So, I’d like to start a series that I probably should’ve been doing this entire time anyways. A few times a week, I’m going to post about a select few returning players around the MAC. Today we begin with these three standouts: Western Michigan’s Treshaun Hayward, Kent State’s Matthew Trickett, and Ball State’s Justin Hall. Come Thursday, I’ll have five more names to preview for you.
I will, sooner or later, have a very macro-level look across the conference for you all. Until then, here are a few names you need to keep in mind for whenever football comes back into our lives.
Treshaun Hayward, LB, Western Michigan
Treshaun Hayward enters his senior season as the league’s most highly-recognized linebacker. Hayward wasn’t a full-time starter for the Broncos until 2019, but was an impact player once it was his turn to step up.

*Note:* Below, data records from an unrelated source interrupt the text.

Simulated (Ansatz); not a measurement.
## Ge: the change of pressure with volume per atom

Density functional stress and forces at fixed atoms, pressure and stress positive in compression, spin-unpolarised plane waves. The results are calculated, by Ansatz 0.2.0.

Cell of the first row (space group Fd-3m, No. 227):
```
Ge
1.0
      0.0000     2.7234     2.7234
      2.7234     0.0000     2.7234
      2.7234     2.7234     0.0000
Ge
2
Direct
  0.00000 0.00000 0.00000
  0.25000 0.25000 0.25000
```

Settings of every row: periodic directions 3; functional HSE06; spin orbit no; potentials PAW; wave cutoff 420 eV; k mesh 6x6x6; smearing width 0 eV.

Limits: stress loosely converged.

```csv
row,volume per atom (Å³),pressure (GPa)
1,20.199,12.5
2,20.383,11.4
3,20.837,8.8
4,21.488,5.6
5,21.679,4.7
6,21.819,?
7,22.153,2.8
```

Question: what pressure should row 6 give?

As a junior (no redshirt year), Hayward recorded 142 total tackles (third-most nationally), 10.5 tackles for loss, five sacks, and got his first forced fumble. The great results rewarded him with a great spotlight: he was named a the MAC’s Defensive Player of the Year, was a Second Team All-American by Sporting News, and a Fourth Team All-American by Phil Steele.
Treshaun Hayward stats
Hayward is originally from Ypsilanti and played his high school ball at Skyline HS in Ann Arbor with most of his college interest drawn from MAC schools. His other offers came from Ball State, Buffalo, Central Michigan, EMU, Illinois, Miami-OH, Northern Illinois, and Toledo. When Hayward made his commitment, it was still a P.J. Fleck-led program in the midst of the team’s best season ever.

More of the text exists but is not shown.